I'm having a very similar (perhaps identical) issue to #1561 and #1479. I'm using the EEPROM library exactly as documented and I'm not doing anything weird like manually idling core1 or disabling interrupts. I dug deeper into where it gets stuck and it looks like core1 isn't going into its fifo._irq(), so core0 gets stuck in this loop.

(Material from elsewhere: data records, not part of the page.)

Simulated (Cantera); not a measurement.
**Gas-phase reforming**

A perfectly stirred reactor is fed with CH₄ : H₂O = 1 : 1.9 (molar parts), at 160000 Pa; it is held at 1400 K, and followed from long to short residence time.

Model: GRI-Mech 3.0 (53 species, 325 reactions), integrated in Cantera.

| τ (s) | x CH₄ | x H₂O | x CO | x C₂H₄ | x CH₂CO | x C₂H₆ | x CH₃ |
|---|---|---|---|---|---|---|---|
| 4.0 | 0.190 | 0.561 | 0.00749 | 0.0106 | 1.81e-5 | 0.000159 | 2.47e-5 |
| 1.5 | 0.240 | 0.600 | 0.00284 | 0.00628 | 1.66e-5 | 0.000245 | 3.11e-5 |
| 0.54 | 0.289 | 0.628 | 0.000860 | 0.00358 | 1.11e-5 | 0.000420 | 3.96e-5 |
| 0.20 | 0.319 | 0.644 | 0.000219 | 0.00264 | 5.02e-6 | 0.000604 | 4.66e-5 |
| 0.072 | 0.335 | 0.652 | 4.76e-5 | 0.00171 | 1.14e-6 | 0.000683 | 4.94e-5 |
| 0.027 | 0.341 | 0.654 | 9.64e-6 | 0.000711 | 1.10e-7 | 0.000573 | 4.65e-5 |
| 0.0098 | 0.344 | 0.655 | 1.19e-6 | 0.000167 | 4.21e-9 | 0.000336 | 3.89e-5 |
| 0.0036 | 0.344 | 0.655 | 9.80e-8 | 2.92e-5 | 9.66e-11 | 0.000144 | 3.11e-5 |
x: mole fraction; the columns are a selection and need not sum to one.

I am not manually calling noInterrupts() or rp2040.idleOtherCore() at any point in my program. I did test manually calling rp2040.idleOtherCore() at another point in the program though, and it didn't hang. Like @minisbett, I was not able to reproduce the issue in a completely minimal program. It seems that possibly the more work I do on core0, the more likely the issue is to occur. This is very confusing, because surely doing more work on core0 should not cause core1 to enter a stalled state, where its IRQ handler doesn't run...? I'm also seeing nanopb inexplicably failing to both encode and decode messages only when core1 is active, despite the fact that there isn't even anything timing-based going on there. There is no concurrent access going on either. My setup1 and loop1 literally look like this:

void setup1() {
    busy_wait_us(1);
}

void loop1() {
    busy_wait_us(1);
}

I've done so much experimentation over more than 12 hours and so far it defies explanation... Only thing I can guess at is maybe too much allocated on the stack or something (with all these whole-EEPROM-sized (4096 bytes) buffers being used), causing everything to fall apart, but I have no idea how to check that. I don't see how it can be any kind of deadlock either, because as I have shown, core1 is not trying to access any resources. It seems to just stall on its own...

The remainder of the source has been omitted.